Re: [PATCH v2 1/2] misc: Add Nitro Secure Module driver

From: Alexander Graf
Date: Mon Oct 02 2023 - 08:28:42 EST


Hey Greg,

On 30.09.23 08:20, Greg Kroah-Hartman wrote:
On Fri, Sep 29, 2023 at 09:26:16PM +0200, Alexander Graf wrote:
Hi Arnd!

On 29.09.23 19:28, Arnd Bergmann wrote:
On Fri, Sep 29, 2023, at 09:33, Alexander Graf wrote:
When running Linux inside a Nitro Enclave, the hypervisor provides a
special virtio device called "NSM". This device has 2 main functions:

1) Provide attestation reports
2) Modify PCR state
3) Provide entropy

This patch adds the core NSM driver that exposes a /dev/nsm device node
which user space can use to request attestation documents and influence
PCR states. A follow up patch will add a hwrng driver to feed its entropy
into the kernel.

Originally-by: Petre Eftime <petre.eftime@xxxxxxxxx>
Signed-off-by: Alexander Graf <graf@xxxxxxxxxx>
Hi Alex,

I've taken a first look at this driver and have some minor comments.

Thanks a bunch!


The main point here is that I think we need to look at possible
alternatives for the user space interface, and (if possible) change
to a set of higher-level ioctl commands from the simple passthrough.

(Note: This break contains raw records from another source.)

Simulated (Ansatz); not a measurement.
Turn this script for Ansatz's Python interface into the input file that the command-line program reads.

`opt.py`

I'm slightly torn on that bit. I think in hindsight the NSM device probably
should have been a reserved vsock CID and the hwrng one should have just
been virtio-rng.

The problem is that Nitro Enclaves were launched in 2020 and since an
ecosystem developed in multiple languages to support building code inside:

https://github.com/aws/aws-nitro-enclaves-nsm-api/blob/main/src/driver/mod.rs#L66
https://github.com/donkersgoed/aws-nsm-interface/blob/main/aws_nsm_interface/__init__.py#L264-L274
https://github.com/hf/nsm/blob/main/nsm.go#L99-L129


All of these use the (downstream) ioctl that this patch also implements. We
could change it, but instead of making it easier for user space to adapt the
device node, it would probably hurt more.

I agree that this is not a great place to be in. This driver absolutely
should have been upstreamed 3 years ago. But I can't turn back time (yet)
:).
As you know, this is no excuse to put an api in the kernel that isn't
correct or good for the long-term. Just because people do foolish
things outside of the kernel tree never means we have to accept them in
our tree. Instead we can ask them to fix them properly as part of us
taking the code.

So please, work on doing this right.


Sorry if my message above came over as a push to put an "incorrect api" into the kernel.

In situations like this where you can either give user space full access to the device's command space through a generic API or you can create command awareness in the kernel and make it the kernel's task to learn about each command, IMHO it's never a clear cut on which one is better. Especially in virtual environments where the set of commands can change quickly over time.

So what I was trying to say above is that *if* we consider both paths equally viable, I'd err on the one that enables the existing ecosystem. However if there are good reasons to not do command pass-through, I'm all for abstracting it away :)

Looking at prior art, the most similar implementations to this are TPMs and virtio-vsock. With virtio-vsock, kernel space has no idea what it talks to on the other hand and makes it 100% user space's problem. With TPMs, you typically use /dev/tpm0 to gain raw command access to the target device. So while we could engineer something smarter here, I'm not convinced yet it's a net win.